NXT: Bitcoin rival or ally?

Saturday 17 May 2014

NXT is a relative newcomer to the cryptocurrency scene but in the six months since it was launched it has steadily risen in value and profile, now claiming the fifth spot on the Coin Market Cap table.

At the time of writing, NXT has just surpassed Dogecoin with a market cap comfortably over $30 million.

NXT Asset Exchange

NXT's Asset Exchange allows direct P2P trading of digital assets

One of the reasons for NXT’s swift rise is its Asset Exchange: an innovative new platform unveiled on Monday that enables direct P2P trading of digital assets. The idea is simple but striking. The Asset Exchange does for shares in companies and other digital assets what bitcoin (and other cryptocurrencies, including NXT) do for cash. It’s not the first entrant to the market, for sure; bitshares.org, for example, is the NXT Asset Exchange’s direct competitor and was already up and running before the AE launched. But NXT’s client is an elegantly simple, easy-to-use platform, and the Exchange functionality is integrated into the cryptocurrency from the ground up. To look at it another way, NXT was conceived as the foundations of a digital economy, whereas bitcoin was originally conceived as, primarily and predominantly, a currency. Their relative timing and positioning give them each unique advantages and disadvantages.

 

NXT vs bitcoin
Many cryptocurrencies claim to be ‘the next bitcoin’, the rival that will unseat the father and grandfather of all altcoins. All of these claims have to be taken with at least a pinch of salt, and very often a truckload. The reality is that bitcoin is armoured from any such attack by a very powerful force: the network effect. Put simply, this means that the sheer number of people using and invested in bitcoin alone makes it very difficult for any contender to unseat it. The more people join a network – be that a telephone network, a social network or a currency network such as bitcoin – the more useful it becomes and so the more it cements its own position. Thus whatever the pros and cons of bitcoin vs other cryptocurrencies, whatever advantages they offer in theory, it is extremely unlikely that bitcoin will lose its top spot any time soon.

NXT


NXT is built along different lines to bitcoin, both ideologically and practically. It uses a proof-of-stake system and ‘forging’ rather than bitcoin’s proof-of-work mining system, for example – something that has drawn both admiration and controversy. This has various implications for anything from coin distribution to power consumption and the hardware needed to participate in the network. Unsurprisingly, dyed-in-the-wool bitcoin-lovers have expressed doubt about some of NXT’s flagship features; unsurprisingly, some of NXT’s cheerleaders see these same features as killer advantages.

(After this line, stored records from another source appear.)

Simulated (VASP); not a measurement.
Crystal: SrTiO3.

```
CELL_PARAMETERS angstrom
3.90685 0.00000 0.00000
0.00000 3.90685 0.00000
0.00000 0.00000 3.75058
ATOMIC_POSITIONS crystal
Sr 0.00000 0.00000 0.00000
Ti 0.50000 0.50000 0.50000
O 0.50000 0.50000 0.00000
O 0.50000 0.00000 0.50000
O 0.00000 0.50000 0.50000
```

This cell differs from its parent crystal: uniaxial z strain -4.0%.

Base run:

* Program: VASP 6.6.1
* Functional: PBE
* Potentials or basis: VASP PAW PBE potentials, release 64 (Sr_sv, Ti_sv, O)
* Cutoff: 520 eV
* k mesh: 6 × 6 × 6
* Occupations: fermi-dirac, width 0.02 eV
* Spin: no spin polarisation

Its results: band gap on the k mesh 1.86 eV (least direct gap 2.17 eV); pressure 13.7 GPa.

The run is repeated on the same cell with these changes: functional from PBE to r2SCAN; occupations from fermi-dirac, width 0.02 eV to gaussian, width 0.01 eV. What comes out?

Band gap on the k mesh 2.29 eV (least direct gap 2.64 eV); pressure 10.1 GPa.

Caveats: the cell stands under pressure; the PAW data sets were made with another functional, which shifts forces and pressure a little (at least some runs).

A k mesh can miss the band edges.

But this is not the way to see the relationship between NXT and bitcoin. In fact, NXT offers features that can and likely will boost bitcoin’s adoption, as well leveraging bitcoin’s popularity to improve its own reach.

Adoption: the real battlefield
The rise of the altcoins demonstrates that there is room for more than one cryptocurrency. Say what you like about which is ‘better’ (whatever that means): the market has spoken. Whilst a proportion of altcoins can be considered knock-offs at best and pump-and-dump scams at worst, the market will continue to vote with its cash and those that offer genuine advantages will be left standing while the others fade into obscurity. In two, five, ten years time, which will be left? We won’t know until we get there, but it’s fair to say that of the 100-plus crypto-coins that are currently traded Cryptsy, for example, only a few will enjoy any kind of volume.

One of bitcoin’s barriers to greater adoption is its exchanges. MtGox was a fiasco that reflected poorly on bitcoin and highlighted the dangers of centralised, unregulated trading in and out of fiat. In countries like China, bitcoin trading is now all but impossible due to state regulation. One of the answers, both to state intervention and centralised control (and the consequent concentration of risk) is decentralised exchanges. Coinffeine is one such system that is already on the way, and promises big things. (It’s currently in pre-Alpha, but watch that spot.)

NXT is likely to prove another bridge to bitcoin adoption – not because it offers better or different features as a cryptocurrency, but because of the functionality built into its ecosystem.

VC money is pouring into bitcoin, but real-world use currently lags its impressive market cap. NXT’s market cap is still comparatively small, but its functionality offers something that bitcoin badly needs. As forum user Cassius states;

‘One of the biggest problems is that NXT is perceived as a challenger to bitcoin and therefore is a threat to die-hard bitcoiners. In fact, the Asset Exchange could be a huge benefit to all cryptocurrencies since it can function as a decentralised exchange. (Side point: I guess it would even be possible to come up with futures contracts, so that you could be sure your $100 of bitcoin/NXT/whatevercoin was worth $100 when you sold it for something else. That would be a huge step forward as it would avoid the need for centralised exchanges right up to the point of cashing out.)’

Crypto vs fiat
Ultimately, the world is a big place and cryptocurrency hasn’t yet been taken up by more than a fraction of one percent of the population. Like any other area of life, cryptocurrency enthusiasts have a tendency to be tribalistic. At this point, though, the real competition isn’t between bitcoin and other cryptocurrencies. It’s between cryptocurrency and fiat systems. If one cryptocurrency offers another a leg up and thereby increases the adoption of both, that’s good for everyone.

At some point in the future, a Highlander-style showdown and bid for ultimate crypto-dominance might be justified. Just not yet.